Jenoff then got Daniels to confess on tape, and later implicated Fred Neulander in the murder, according to court records, before pleading guilty to charges a little more than a month after his initial confession.
He was jailed for three years before being sentenced to 10 to 23 years in state prison.
Though Jenoff's confession and testimony were part of what helped convict Fred Neulander, who was sentenced to 30 years to life for the murder, Jenoff first recanted his statements in 2009, before later reversing that and saying his trial testimony was accurate.
That's fueled Fred Neulander's fight to get a new trial and try to get the conviction overturned.
“I know he lied the first time,” Fred Neulander told NBC10 in a 2012 interview from prison. “I'm innocent of the murder charge, period.”
It's not known what Jenoff's plans are when he walks off the prison grounds at Joint Base Dix-McGuire-Lakehurst, and his former attorney told the Courier-Post Jenoff had paid a great personal price, but done the right thing in testifying against the rabbi.
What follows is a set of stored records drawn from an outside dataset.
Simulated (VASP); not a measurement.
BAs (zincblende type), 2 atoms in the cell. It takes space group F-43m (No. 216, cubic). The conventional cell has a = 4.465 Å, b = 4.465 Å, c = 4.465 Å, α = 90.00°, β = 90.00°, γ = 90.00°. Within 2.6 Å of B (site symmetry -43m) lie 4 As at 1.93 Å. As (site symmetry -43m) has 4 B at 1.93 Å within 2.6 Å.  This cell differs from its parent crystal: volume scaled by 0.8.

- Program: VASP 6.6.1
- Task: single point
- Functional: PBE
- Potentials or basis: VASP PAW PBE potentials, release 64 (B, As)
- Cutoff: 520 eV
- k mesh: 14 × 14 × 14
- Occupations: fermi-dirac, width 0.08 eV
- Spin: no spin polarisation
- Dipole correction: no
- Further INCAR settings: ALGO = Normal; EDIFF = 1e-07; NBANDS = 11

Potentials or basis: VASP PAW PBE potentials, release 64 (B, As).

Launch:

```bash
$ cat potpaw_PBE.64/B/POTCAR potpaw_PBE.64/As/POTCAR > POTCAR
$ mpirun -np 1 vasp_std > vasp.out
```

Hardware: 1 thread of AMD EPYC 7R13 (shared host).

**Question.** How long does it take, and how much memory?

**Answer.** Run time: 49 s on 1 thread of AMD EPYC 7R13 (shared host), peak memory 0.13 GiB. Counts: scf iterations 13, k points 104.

“I can only wish him well, both in getting a better spiritual grasp and living life well in the years that remain to him,” Hartman told the Courier-Post.
Representatives for M'khor Sholom and the Neulander family couldn't be reached for comment on Jenoff's release, but authorities said the stain of the killing will never wash away.
"Len Jenoff may be released from prison, but he should never be released from his guilt for what he did," Camden County Prosecutor Warren Faulk said in a statement.